Of course, this analysis is relevant only to the extent that California has in fact encroached upon First Amendment rights. Appellants argue that no such encroachment has occurred, since appellees are free to continue providing any entertainment they choose without fear of criminal penalty. Appellants suggest that this case is somehow different because all that is at stake is the “privilege” of serving liquor by the drink.

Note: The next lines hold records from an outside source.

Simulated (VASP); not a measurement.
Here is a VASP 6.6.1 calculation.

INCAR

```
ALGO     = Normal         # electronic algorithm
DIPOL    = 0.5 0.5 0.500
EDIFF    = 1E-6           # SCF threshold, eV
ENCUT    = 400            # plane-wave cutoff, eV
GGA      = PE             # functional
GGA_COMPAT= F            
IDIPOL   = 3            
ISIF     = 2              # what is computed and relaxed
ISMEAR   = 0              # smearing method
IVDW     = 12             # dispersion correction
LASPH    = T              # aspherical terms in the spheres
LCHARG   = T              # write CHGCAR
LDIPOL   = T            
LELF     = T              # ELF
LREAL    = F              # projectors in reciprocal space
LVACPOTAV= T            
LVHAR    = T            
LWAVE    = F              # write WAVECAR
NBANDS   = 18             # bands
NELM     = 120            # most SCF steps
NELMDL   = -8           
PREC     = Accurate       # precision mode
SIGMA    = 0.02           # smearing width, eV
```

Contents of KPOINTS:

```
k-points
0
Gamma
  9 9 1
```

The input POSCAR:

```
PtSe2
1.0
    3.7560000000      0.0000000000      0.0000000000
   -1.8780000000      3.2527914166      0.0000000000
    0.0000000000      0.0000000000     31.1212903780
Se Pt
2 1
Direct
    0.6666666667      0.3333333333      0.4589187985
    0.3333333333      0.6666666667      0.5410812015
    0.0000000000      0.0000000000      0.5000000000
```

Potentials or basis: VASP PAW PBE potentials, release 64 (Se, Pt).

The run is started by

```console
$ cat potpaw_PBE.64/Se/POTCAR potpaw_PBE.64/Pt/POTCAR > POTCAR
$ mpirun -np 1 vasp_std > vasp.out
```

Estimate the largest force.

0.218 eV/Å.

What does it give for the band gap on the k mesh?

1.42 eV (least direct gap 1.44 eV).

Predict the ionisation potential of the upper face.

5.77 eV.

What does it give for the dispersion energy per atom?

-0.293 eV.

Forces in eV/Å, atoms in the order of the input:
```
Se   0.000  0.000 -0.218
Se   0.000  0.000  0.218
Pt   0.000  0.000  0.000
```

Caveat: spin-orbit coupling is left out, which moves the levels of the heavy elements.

It should be clear, however, that the absence of criminal sanctions is insufficient to immunize state regulation from constitutional attack. On the contrary, “this is only the beginning, not the end, of our inquiry.” Sherbert v. Verner, 374 U. S. 398, 403-404 (1963). For “[i]t is too late in the day to doubt that the liberties of religion and expression may be infringed by the denial of or placing of conditions upon a benefit or privilege.” Id., at 404. As we pointed out only last Term, “[f]or at least a quarter-century, this Court has made clear that even though a person has no 'right' to a valuable governmental benefit and even though the government may deny him the benefit for any number of reasons, there are some reasons upon which the government may not rely. It may not deny a benefit to a person on a basis that infringes his constitutionally protected interests — especially, his interest in freedom of speech. For if the government could deny a benefit to a person because of his constitutionally pro*137tected speech or associations, his exercise of those freedoms would in effect be penalized and inhibited.” Perry v. Sindermann, 408 U. S. 593, 597 (1972).

Thus, unconstitutional conditions on welfare benefits,15 unemployment compensation,16 tax exemptions,17 public employment,18 bar admissions,19 and mailing privileges 20 have all been invalidated by this Court. In none of these cases were criminal penalties involved. In all of them, citizens were left free to exercise their constitutional rights so long as they were willing to give up a “gratuity” that the State had no obligation to provide. Yet in all of them, we found that the discriminatory provision of a privilege placed too great a burden on constitutional freedoms. I therefore have some difficulty in understanding why California nightclub proprietors should be singled out and informed that they alone must sacrifice their constitutional rights before gaining the “privilege” to serve liquor.

Of course, it is true that the State may in proper circumstances enact a broad regulatory scheme that incidentally restricts First Amendment rights. For example, if California prohibited the sale of alcohol altogether, I do not mean to suggest that the proprietors *138of theaters and bookstores would be constitutionally entitled to a special dispensation. But in that event, the classification would not be speech related and, hence, could not be rationally perceived as penalizing speech. Classifications that discriminate against the exercise of constitutional rights per se stand on an altogether different footing. They must be supported by a "compelling” governmental purpose and must be carefully examined to insure that the purpose is unrelated to mere hostility to the right being asserted. See, e. g., Shapiro v. Thompson, 394 U. S. 618, 634 (1969).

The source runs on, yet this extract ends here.